King’s race became the subject of widespread intrigue on Wednesday after Breitbart News published the 35-year-old activist’s birth certificate. The form listed King’s parents, both of whom are white. That despite King’s past claims that his father is black.

That report came after The Daily Caller reported last month that King’s claim that he was the victim of a brutal 1995 hate crime attack in high school was not supported by a police report or the police detective who investigated the matter. King has stated that he was beaten by a dozen “rednecks” and left for dead in the hate attack. But the police report and the detective indicated that King was beat up in a one-on-one fight. (RELATED: Leading Ferguson Activist’s Hate Crime Claim Disputed By Police Report, Detective)

TheBlaze obtained witness statements earlier this week which suggested that the fight occurred after King threatened a girl over a broken CD. The website also obtained a copy of the police report from the 1995 incident. On it, King’s race is not redacted. He is listed as white.

King, who rose to national prominence in the wake of the police-involved shooting death of Michael Brown in Ferguson, Mo. last year, is a social justice blogger at the left-leaning website Daily Kos. Prior to his activism, he was a pastor at an Atlanta church and founded several online fundraising websites. His involvement in those organizations has also led to accusations of fraud.

Until Wednesday, King had ignored questions from the press and on social media about the 1995 high school incident and about whether he is black. He finally responded when he became a trending topic on Twitter.

In a series of tweets, King dismissed the accusations against him as part of a right-wing conspiracy to tear him down because of his work against police brutality.

King linked to Facebook statements from two of his former classmates who said they were witnesses to the 1995 beating and that they believed King was the victim of a hate crime. King also danced around the questions about his race, saying only that his family “is one big mess.”

According to CNN’s Don Lemon, King has described himself to the news anchor as bi-racial but declined on Wednesday to confirm for him that his father is black.

Comparing King to Rachel Dolezal, the former Spokane NAACP president who was caught lying about being black earlier this year, the Black Conservatives Fund said that King has “used his platform to bully countless African Americans whom he disagreed with politically.”
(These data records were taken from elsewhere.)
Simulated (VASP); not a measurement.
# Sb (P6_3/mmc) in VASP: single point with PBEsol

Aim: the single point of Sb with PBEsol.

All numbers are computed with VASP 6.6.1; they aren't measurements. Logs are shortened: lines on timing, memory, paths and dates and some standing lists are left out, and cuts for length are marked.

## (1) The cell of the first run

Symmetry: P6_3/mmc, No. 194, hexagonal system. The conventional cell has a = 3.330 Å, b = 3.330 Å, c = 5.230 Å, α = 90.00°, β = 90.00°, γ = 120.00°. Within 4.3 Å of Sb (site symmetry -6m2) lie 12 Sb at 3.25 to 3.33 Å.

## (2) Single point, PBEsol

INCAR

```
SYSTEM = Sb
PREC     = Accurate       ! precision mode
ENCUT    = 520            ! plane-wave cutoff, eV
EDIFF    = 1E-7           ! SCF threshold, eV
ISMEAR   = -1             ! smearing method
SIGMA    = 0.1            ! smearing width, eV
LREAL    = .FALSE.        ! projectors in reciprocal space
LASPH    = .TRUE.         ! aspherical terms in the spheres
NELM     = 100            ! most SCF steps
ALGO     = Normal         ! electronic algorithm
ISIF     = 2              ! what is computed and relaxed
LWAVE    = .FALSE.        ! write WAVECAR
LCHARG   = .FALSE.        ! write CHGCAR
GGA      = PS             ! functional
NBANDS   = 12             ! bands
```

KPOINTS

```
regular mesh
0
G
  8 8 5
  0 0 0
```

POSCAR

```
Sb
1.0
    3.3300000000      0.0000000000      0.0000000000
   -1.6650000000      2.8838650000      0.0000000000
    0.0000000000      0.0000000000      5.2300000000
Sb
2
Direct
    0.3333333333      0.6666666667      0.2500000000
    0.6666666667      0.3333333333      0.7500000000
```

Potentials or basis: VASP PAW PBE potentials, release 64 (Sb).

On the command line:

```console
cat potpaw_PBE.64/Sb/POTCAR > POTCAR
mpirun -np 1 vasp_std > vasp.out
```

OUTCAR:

“Shaun King has bullied other blacks — conservatives blacks — who don’t share 100% of his political views. I get it. That’s the ugly side of politics,” said Ali Akbar, a senior adviser for the Black Conservatives Fund. “But to steal the identity of a people who are crying out for reform — that’s just fraud.”

“I’m biracial and I’m really concerned with left-wing activists like Rachel Dolezal and Shaun King calling people like me ‘Uncle Tom’ while they’re not even black!” Akbar added, calling King an unnecessary distraction.

The group is giving King 24 hours to prove that his father is black.